A picture is worth a thousand words, so here are a few pictures from my new book, "Secrets of the Great Ocean Liners," published by the Bodleian Library at Oxford University. We are featuring only a few of the images here because there are more than 200 illustrations in the book!

This bookl is all about letters, brochures, photographs and other ephemera and what they tell us about ocean liners, and particularly life on board, ranging from steerage passengers playing deck games over 100 years ago on the Canadian liner Royal Edward, to the elegance of life on board the Queen Mary in her earliest days, when fashion magazines did pictorial spreads of elegance on board. 

One fashion magazine included a series of pictures of "Miriam" and her life on board, including "Miriam’s First Evening" as she gets ready for bed – having met a charming young man while dining with her parents on the first night of a hypothetical voyage.

It’s interesting that when the British newspaper The Telegraph reviewed the book its most prominent image was the scantily-clad Miriam. I guess that is their image of the interests of the average British reader.

Behind the glamour was a lot of hard work and when ships were coal-fired that included replenishing the coal supply on board. A postcard image of that process at Nagasaki makes one weep for the workers clambering up the side of the ship with baskets of coal – if their backs didn’t give out first, the coal dust would eventually get them.

And if you’ve ever had a coal-burning furnace in your home you remember vividly what coal delivery did, depositing a film of coal dust throughout your house despite your best precautions. The same thing happened on board your ship. 

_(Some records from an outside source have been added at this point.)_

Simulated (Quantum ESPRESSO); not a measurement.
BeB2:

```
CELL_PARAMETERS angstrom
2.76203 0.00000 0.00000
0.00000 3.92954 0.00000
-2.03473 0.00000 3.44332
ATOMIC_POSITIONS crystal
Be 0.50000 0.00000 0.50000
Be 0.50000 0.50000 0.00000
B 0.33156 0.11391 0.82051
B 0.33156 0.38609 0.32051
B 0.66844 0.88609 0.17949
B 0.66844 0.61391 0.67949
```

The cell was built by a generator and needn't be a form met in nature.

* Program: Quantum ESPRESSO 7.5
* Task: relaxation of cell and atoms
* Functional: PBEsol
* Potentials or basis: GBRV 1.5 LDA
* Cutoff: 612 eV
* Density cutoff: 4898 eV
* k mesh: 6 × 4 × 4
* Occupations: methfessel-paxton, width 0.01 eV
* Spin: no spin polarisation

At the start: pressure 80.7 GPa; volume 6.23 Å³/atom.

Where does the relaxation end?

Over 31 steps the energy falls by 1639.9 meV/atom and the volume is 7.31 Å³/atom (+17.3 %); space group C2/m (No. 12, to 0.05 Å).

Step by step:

In two world wars, ocean liners carried millions of troops to the various fields of battle, crammed like sardines into tight accommodation, such as the one pictured on the massive Leviathan in the First World War.

Ironically, such ships were easily converted to troop accommodation because there were large open spaces that had been used for carrying steerage passengers in quarters only slightly less cramped than what was provided to the soldiers. 

All this has the added benefit of letters and postcard messages which have been built up in my collection over 50-plus years. And there’s a lot of secrets in that information about traditions, risks, disasters, romances and all the other aspects that make ocean liners such an exciting topic. 

Living here in Niagara-on-the-Lake it is a pleasure to be able to share some treasured highlights of my collection with book readers around the world.